Human rights of Kashmiristext_fields
The step of withdrawing through a Presidential order the provisions that grant special privileges to Jammu-Kashmir under Article 370 of Indian constitution, was a watershed event in India's history. When Kashmir was already a military barrack, another 50,000 troops were deployed in that context.
The move to 'solve' the Kashmir issue once and for all by the Narendra Modi-combine was made after closing every outlet for expressing voices of dissent, by freezing all the political parties in the state except BJP and putting in detentioon their political leaders. But, as it happened in the case of measures impinging on people's lives suh as the note-ban and swift rolling out GST, the dramatic act of converting Kashmir overnight into a centrally-administered territory, did not trigger any reactions in the country worth the name. Not only that, most of the people were showing relief that a permanent headache has been somehow eliminated. The sad fact is that even when 7.5 million Kashmiris were denied means of communication, schools and colleges were closed, the entire market was shut, the people were not able to come out of their homes and they were pushed to conditions worse than prison, none of this caused any reverberations in the rest of the country. Even when the parliament was convened, the fact that members from Kashmir were denied the opportunity to attend the session, was not made an issue. When the Centre refused permission for CPM General Secretasry Sitaram Yechury to see his party colleague Mohammed Yousuf Tarigami, and subsequently for other party leaders to enter Kashmir, there came a situation when the Supreme Court had to intervene to grant conditional permission. When criticisms were raised at international level, both under Pakistani propaganda and otherwise, the government got into face-saving strategy like facilitating a visit by a 'select' group of European Union leaders under government escort and control, and similar quick-fix methods.

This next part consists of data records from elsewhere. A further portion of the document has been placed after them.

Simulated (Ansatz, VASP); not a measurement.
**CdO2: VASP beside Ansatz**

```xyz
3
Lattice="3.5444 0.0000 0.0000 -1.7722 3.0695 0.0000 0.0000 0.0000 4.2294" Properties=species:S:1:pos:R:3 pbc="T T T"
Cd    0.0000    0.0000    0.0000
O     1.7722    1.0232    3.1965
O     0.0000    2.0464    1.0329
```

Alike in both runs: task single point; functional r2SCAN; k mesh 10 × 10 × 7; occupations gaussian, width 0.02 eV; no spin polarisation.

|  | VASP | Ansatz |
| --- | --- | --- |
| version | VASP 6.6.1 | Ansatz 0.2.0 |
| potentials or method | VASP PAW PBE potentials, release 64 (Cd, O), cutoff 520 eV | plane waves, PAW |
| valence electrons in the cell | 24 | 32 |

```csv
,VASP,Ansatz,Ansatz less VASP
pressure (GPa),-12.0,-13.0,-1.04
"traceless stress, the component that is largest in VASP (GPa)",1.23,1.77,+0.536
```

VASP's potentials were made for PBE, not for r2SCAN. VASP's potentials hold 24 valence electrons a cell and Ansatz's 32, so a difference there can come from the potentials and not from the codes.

In the meantime, Anuradha Bhasin, editor of Kashmir Times and Congress's Rajya Sabha member Ghulam Nabi Azad, filed petitions in the Supreme Court against the communications ban continuing in Kashmir which came before a three-judge bench consisting of Justice Subhash Reddy, NV Ramana and Justice BR Gavai. The bench issued a crucial judgement the other day. With a prologue that the bench would try its best to achieve a balance between human rights and security concerns in Kashmir - whose history was 'etched with violence and militancy' - the three-member bench made some major observations.
- The medium of internet comes within the ambit of the right to freedom of expression guaranteed in Article 19(1) of the Constitution. The duration of 150 days is the longest reported in a democracy with internet curbsd. The internet clampdown adversely affects the right to trade, guaranteed by the Constitution. Therefore, the internet block should be revisited within a week. Internet cannot be suspended indefinitely. Therefore, within a week restrictions should be reviewed; the facility cannot not be suspended indefinitely.
- The prohibitory order under CrPC Section 144, should be exercised only when there exists a danger. While doing so, the magistrate should maintain a balance between the rights of the individual and the concerns of the state.
Although about ten petitions challenging the constitutional validity of the abrogation of special privileges of Jammu-Kashmir were before the apex court, the bench did not take them up for the time being. The court has only ordered the review of internet curtailment – that brought people's life to a standstill – within a week, and that if it is essential to continue them they should be reviewed from time to time. The spirit of the judgement is that there should be a check on repeated issue of prohibitory orders in certain areas and that there should not be any misuse of authority. But the response of Modi government – given to justifying all curbs and restrictions on the pretext of national security – remains to be seen. And the judgment does provide enough loopholes for that. Given that the stance of home minister Amit Shah against all kinds of civil and human rights is evident from past experience, there appears to be little chance for the court's judgement to be implemented as such. He may already have instructions to set up a situation to continue denial of human rights citing border violations from a neighbouring country or extremist acts. Whatever the government's actions, with the almost certain support and co-operation of media, the court order by itself need not make make people's life in Kashmir normal. Only from governments with respect for commitment to constitutional principles will it be in place to expect compliance with the court judgment.